April 29, 1927 — November 24, 2020
Jim McCabe was born Darrell James McCabe in Mondamin, Iowa to David and Daisy (Pippitt) McCabe on April 29, 1927. At a very early age he realized he was not bound to the life he’d inherited, and his instinctive curiosity led Jim on a remarkable journey that ended with his passing in Lincoln, Nebraska of natural causes on November 24 at the age of 93.
He enlisted in the U.S. Army during World War II and served in the occupying force in Belgium and Germany, where he parlayed his GI rations into gifts for refugee children. Jim returned to the States and enlisted the GI Bill to become the first in his family to attend college. Alphabetical order sat Jim McCabe next to Marla Marx at a freshman survey class at the University of Nebraska, and they went on to be married for 66 years.

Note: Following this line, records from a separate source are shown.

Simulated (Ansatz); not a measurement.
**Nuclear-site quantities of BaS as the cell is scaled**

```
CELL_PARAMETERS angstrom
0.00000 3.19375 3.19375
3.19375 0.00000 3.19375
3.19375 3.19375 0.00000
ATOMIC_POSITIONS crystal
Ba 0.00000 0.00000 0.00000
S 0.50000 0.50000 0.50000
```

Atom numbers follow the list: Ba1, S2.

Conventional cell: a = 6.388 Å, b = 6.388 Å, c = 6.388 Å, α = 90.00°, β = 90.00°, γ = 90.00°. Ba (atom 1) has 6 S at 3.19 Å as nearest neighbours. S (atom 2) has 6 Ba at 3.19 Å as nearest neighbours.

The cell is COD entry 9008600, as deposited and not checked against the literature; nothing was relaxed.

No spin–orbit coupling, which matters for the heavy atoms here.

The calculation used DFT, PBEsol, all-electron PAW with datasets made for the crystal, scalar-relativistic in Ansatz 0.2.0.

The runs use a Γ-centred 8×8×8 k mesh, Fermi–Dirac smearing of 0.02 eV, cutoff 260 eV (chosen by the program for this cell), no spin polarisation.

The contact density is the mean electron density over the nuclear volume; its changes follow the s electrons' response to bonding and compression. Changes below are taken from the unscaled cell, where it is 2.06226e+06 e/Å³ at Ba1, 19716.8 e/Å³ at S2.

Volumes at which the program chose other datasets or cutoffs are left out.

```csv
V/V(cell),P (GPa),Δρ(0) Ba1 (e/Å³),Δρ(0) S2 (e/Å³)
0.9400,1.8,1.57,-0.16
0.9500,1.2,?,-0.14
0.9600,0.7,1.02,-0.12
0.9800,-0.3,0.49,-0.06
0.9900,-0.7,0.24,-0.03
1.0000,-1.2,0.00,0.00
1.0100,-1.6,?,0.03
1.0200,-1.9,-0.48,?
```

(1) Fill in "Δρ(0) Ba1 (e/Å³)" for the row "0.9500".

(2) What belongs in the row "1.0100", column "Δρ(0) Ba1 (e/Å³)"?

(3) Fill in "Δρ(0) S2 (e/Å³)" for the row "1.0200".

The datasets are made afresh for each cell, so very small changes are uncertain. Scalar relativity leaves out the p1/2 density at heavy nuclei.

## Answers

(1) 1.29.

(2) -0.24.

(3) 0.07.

The Marx’s helped Jim pursue a degree and career in dentistry. As he prepared to raise a family, Jim decided he needed the reliability of a paycheck and left private practice to become a professor of dentistry at UNL’s Dental College. He would later confess he had no idea what he was doing the first day he stood before a class, but it turned out teaching was his natural calling. He would teach his dental students about more than dentistry, and went on to become both a student and teacher of many subjects. Dr. McCabe became legendary for his class Alternative Ways of Feeling Better offered through UNL’s innovative Centennial College in the late 1970s. He continued practicing dentistry as the on-staff dentist at the Whitehall Home for Children for 30+ years, and led a staff of volunteer dentists serving the Winnebago Indian Reservation in Nebraska. In his spare time he was a freelance interior designer for Eno’s Upholstery for 30 years.
Curiosity and creative thinking also made Jim a shrewd businessman. Having discovered expensive German comfort sandals on a trip to California, Jim opened Lincoln’s Footloose & Fancy in 1975, and with Marla’s devoted salesmanship it became one of the most successful Birkenstock retailers in the country. Noticing the college town lacked a legitimate coffee house, he opened the much beloved “The Coffee House” on P Street in 1987. He showed a similar sense of foresight and opportunity when playing the stock market.
Jim was a lifelong traveler, who fell in love with the mountains as a ranger in Rocky Mountain National Park, and celebrated his 50th birthday with a solo trek across India. He was also an avid and adventurous chef, who could talk about food for hours.
Known variously as Jim, DJ, Doctor McCabe or Pop, he will be remembered by many simply for fascinating conversations and loud laughter going late into the night, often at the family’s cherished lake house at South Bend.
He is survived by his wife Marla, sons Jeff and Casey (Mary Widdifield), grandchildren Olivia and Henry McCabe, cousins Janice Callahan and Nick Bean, and dog Mimi. The family asks that his memory be honored by sharing Jim’s curiosity, kindness, generosity and integrity, and that any memorial be sent as a donation to the Lincoln Humane Society.
The family would like to thank the staff at The Monarch House hospice for their kindness and professionalism.
Celebration of life to be held at a later date.